25.4 Viewing Random Forests
The last part of the course will introduce you to the random forest package, some nifty things you can do with it, and some visuals. IMPORTANT NOTE!!! This implementation of random forest can’t handle catgegorical predictors directly. You need to convert them to a model matrix. This isn’t that hard, but if you’re not aware of it you can get spurious results
mtcarsRf = randomForest(mpg ~ ., data=mtcars, importance=TRUE, proximity=TRUE, mtry = 4)
mtcarsRf
##
## Call:
## randomForest(formula = mpg ~ ., data = mtcars, importance = TRUE, proximity = TRUE, mtry = 4)

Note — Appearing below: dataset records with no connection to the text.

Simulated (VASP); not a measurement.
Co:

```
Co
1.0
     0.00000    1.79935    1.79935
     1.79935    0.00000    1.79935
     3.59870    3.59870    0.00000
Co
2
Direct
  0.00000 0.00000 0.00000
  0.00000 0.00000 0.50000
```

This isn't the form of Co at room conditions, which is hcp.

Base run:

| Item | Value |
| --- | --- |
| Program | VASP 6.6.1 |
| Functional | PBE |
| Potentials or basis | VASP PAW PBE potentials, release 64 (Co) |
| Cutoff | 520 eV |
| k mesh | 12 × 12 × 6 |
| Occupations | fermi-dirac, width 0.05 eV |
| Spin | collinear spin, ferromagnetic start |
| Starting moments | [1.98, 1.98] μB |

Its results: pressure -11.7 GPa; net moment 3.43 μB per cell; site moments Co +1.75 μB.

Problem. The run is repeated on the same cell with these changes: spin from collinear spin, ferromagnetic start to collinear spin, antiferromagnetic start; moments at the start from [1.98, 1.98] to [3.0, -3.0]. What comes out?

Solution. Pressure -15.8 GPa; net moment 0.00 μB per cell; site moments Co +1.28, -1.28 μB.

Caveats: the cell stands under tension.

## Type of random forest: regression
## Number of trees: 500
## No. of variables tried at each split: 4
##
## Mean of squared residuals: 5.424577
## % Var explained: 84.58
Variable importance.
varImportance = importance(mtcarsRf, type = 2)
varImportance
## IncNodePurity
## cyl 189.275498
## disp 262.391424
## hp 205.431608
## drat 45.489344
## wt 278.369216
## qsec 19.915649
## vs 9.846512
## am 8.995382
## gear 9.776913
## carb 19.251604
layout(matrix(c(1,1,2,1,1,3,1, 1, 4), nrow = 3, ncol = 3, byrow = TRUE))
varImpPlot(mtcarsRf, type = 2)
impvar = rownames(varImportance)[order(varImportance[, 1], decreasing=TRUE)]
colors = c("black", "blue", "red")
for(j in 1:3){
partialPlot(mtcarsRf, mtcars, impvar[j], main = "",xlab = impvar[j], lwd= 3, cex.lab = 2, n.pt = 100)
}
A neat output of an RF model is a measure of proximity between rows. Proximity is the proportion of times two observations appear in the same leaf node. This can be very useful in cases where rows contain both continuous and categorical data, a typically difficult situation for most metrics.
If we do 1 - proximity we can turn this into a distance matrix and do things like multidimensional scaling.